PATSY WALKER, A.K.A. HELLCAT #1
Written By Kate Leth
Art by Brittney L. Williams & Megan Wilson
Published by Marvel Comics
Release Date: December 23, 2015
It’s Patsy! It’s Patsy!
Patsy Walker, aka Hellcat, is really just trying to make an honest buck, even if superheroism is in her blood. From helping a would-be villain get back on his feet to trying her best to find a job, Patsy is steadfastly positive. By the end of the issue, we get a see a glimpse of where she’s headed, but also how she’s going to use her skills to help people make sense of their lives.

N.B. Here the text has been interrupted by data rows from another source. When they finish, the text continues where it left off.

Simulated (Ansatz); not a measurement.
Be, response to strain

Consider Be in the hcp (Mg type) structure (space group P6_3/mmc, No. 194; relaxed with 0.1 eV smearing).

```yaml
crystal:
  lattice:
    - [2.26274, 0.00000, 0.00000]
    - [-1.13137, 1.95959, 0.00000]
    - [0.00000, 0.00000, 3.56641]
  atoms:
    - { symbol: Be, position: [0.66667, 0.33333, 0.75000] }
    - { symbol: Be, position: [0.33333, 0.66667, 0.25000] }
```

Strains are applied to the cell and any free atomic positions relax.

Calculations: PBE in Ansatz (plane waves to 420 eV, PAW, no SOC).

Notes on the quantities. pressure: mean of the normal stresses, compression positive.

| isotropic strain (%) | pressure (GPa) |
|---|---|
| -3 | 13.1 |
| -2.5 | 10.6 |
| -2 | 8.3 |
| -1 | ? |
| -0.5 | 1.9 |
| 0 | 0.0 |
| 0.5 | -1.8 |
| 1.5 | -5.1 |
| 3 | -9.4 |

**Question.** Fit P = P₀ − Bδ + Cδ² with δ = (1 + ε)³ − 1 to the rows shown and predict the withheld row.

Let’s be real: I’m going to continue reading this series JUST because Patsy recognizes that Idina Menzel and Kristin Chenoweth need to play Elphaba and Galinda respectively in a Wicked film adaptation. But for real, I enjoyed the Hellcat out of this series. Patsy is more than willing to get serious when she needs to be, but otherwise she’s filled to the brim with enthusiasm. This series is a great break from serious superhero matters and has some rather excellent analogs. I love a series that is able to create an atmosphere of levity as soon as it’s released, and Patsy Walker, A.K.A. Hellcat is definitely that series so far.
Kate Leth’s Patsy is super wonderful to read. She feels like someone absolutely imbued with life and optimism despite her past, and she has a knack for connecting people and bringing out the best in them. Leth’s writing throughout the issue is spot on for each of the familiar characters, and even the supporting characters have an integral role to play through each page. I like that Leth jumped right in to establish Patsy as a fun loving and quirky woman, while also exploring her sense of heroism in more than a “let’s punch baddies” way. While Patsy is certainly down for a fight, she does not get carried away, and Leth excellently balances Patsy’s zest for life with the reality of the day-to-day.
Brittney L. Williams and Megan Wilson create art that I can’t help but smile at. Every panel was infused with happiness and joy, even when Patsy skimmed the surface of her sometimes dark history. In addition to Leth’s writing, Williams and Wilson most superbly convey Patsy’s go-getter attitude. I like the stylized elements of Williams’ art and Wilson’s colors and how they coalesce to illustrate Patsy’s energy and zeal.
The supporting cast of this issue is part of what’s going to help it survive. There’s one character in particular I was happy to see, and the hints dropped about him mean the world to me. From his discussion of Wicked, to his use of ‘partner’ to describe a past relationship, he provides a great analog to queer issues. While we have to put the clues together at this point, I have zero doubts that our fresh face will add to the representation I and other readers yearn for in comics.
If you want some Squirrel Girl-esque feels with a character who faces adulthood head on, pick up Patsy Walker, A.K.A. Hellcat #1. I enjoyed this issue, especially as my first real exposure to Hellcat besides random longbox issues of the Avengers. This series really has a lot of potential and it’s a needed reprieve from the tedious effects of events or the more serious tone of other series. Patsy most certainly deserves your time.